I spent the anniversary of Roe v. Wade reading an important new book, "Premarital Sex in America," written by two well-regarded young sociologists, Mark Regnerus of the University of Texas at Austin and Jeremy Uecker at the University of North Carolina-Chapel Hill.
They analyzed Add Health's nationally representative data to find out how sex and abortion affect young women's mental health and life satisfaction.
Their conclusion? The data "suggest that abortion may contribute to depression in emerging adulthood, independent of sexual-behavior patterns" in young women -- and even after controlling for factors like race, family structure, parents' education and educational attainment.
You know what's funny about that? This study was recently released that indicates that abortion doesn't have a link with depression. Hmm.
Also, she wonders:
Well, Regnerus and Uecker provocatively ask, why do a growing number of young women engage in anal sex? By age 23, 33 percent of never-married young women in the Add Health survey say they've had anal sex (white women are the most likely). When asked if they enjoy it "very much," just 15 percent of women who've tried it say yes. So why do women do it?I dunno, on the off-chance they might be one of the 15% who like it very much? And presumably, there's some proportion of women who like it kinda-sorta, and some who are just "meh". Interestingly, some women find vag/pen just "meh". Some women just never get off from the Mish, for example. Some don't like the intervention of a penis in their sexual congress at all. And a number of them try that "no penis sex" too. And I'm hard-pressed to find where Roe v. Wade has, erm, bugger-all to do with that. Also, outside of this article, did you know women give blow-jobs? And that men seem to be learning about foreplay and cunnilingus? Even if they might not necessarily always like oral, but understand their partner likes it?

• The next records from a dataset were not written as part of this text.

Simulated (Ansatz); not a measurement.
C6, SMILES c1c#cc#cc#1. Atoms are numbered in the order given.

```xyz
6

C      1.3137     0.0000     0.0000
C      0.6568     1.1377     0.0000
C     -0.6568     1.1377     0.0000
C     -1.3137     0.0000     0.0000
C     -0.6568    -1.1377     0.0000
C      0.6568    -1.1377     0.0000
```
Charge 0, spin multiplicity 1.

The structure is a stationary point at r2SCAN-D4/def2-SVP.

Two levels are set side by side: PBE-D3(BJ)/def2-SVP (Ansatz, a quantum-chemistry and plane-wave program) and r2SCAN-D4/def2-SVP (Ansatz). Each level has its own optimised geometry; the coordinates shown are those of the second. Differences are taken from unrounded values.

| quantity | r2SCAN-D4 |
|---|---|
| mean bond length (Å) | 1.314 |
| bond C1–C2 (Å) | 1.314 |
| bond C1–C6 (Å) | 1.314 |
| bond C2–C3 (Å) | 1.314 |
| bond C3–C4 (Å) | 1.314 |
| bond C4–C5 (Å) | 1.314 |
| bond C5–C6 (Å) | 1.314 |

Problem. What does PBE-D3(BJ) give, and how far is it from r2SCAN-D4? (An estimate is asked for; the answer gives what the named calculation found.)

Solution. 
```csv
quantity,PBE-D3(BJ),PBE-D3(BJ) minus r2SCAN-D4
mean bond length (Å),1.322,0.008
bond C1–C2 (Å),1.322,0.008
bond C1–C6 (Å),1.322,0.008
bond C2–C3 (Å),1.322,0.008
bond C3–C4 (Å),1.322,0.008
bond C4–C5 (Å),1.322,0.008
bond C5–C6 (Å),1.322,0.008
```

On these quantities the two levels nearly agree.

It's almost as if there was a sexual revolution somewhere within the last forty years where both sexes became more vocal about what they liked and didn't like. And maybe that's kind of like freedom?
Anyway, welcome to the 20th Century, Maggie Gallagher! (Notwithstanding we're well into the 21st.)
By the way--my body doesn't have to be deformed by an untimely or difficult pregnancy that could cause a peritoneal tear or leave an episiotomy scar. My choice not to have a pregnancy isn't about being "like a man", but exercizing my reproductive choices as a mature woman. I might try to please my partner--and request my partner try to please me. Whether my partner is a man--or a another woman. And that isn't courtesy of any legislation--that's just a healthy state of gender politics right now--and why I really can't stand the things Gallagher usually stands for. They are a big step back, and one I don't want to take.
Sometimes I think she means to appoint herself Boss of all the Sexes. This article is why she has not been so appointed.